Next year, the first big turnaround will happen in the development. The Afghan mission comes to its end.
It would probably be a journalistic exaggeration to claim that Minister of Defence Urmas Reinsalu and Commander of the Defence Forces Major General Riho Terras are searching for a new mission. However, this is where the thoughts are turning. The «what happens after Afghanistan» issue is rising to the agenda.
When soldiers die or get wounded, the public feel sympathy. At the same time, questions are asked why send out boys to faraway deserts and mountains. Yet, as a rule, a soldier will want to fight. Any soldier, whether an Estonian or one of another nationality.
At a Schibsted media conference in Oslo, a couple of weeks ago, a Norwegian journalist Marius Arnesen introduced his documentaries on Afghanistan. Having spent months in Afghanistan, with his countrymen, he documented their lives, their battles, their deaths and, finally, the departure of Norwegian troops.

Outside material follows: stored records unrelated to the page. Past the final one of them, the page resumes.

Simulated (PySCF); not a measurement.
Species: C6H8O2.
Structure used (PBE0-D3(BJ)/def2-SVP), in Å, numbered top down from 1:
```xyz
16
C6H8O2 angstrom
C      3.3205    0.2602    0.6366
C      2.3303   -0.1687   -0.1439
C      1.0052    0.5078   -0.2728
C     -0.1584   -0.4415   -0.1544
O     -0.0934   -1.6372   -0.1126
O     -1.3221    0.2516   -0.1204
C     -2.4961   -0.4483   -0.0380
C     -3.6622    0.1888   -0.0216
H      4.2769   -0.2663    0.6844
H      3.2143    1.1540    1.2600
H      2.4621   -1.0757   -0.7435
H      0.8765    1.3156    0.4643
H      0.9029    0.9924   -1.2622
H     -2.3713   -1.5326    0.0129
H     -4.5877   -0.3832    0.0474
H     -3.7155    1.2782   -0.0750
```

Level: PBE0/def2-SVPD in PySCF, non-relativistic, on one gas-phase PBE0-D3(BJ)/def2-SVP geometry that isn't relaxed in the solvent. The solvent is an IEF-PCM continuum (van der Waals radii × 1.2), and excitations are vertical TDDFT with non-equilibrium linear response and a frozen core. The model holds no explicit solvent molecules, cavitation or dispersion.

As we talked, later, Mr Arnesen did stress, however, that Norwegian troops did indeed come home (Norwegians removing their forces from Northern Afghanistan in October 2012 – edit), but the question «what next?» is high on the agenda even there.
«A soldier wants to fight, he does not want to patrol somewhere in Northern Norway, watching the Russian border,» is how Mr Arnesen described the veterans’ views.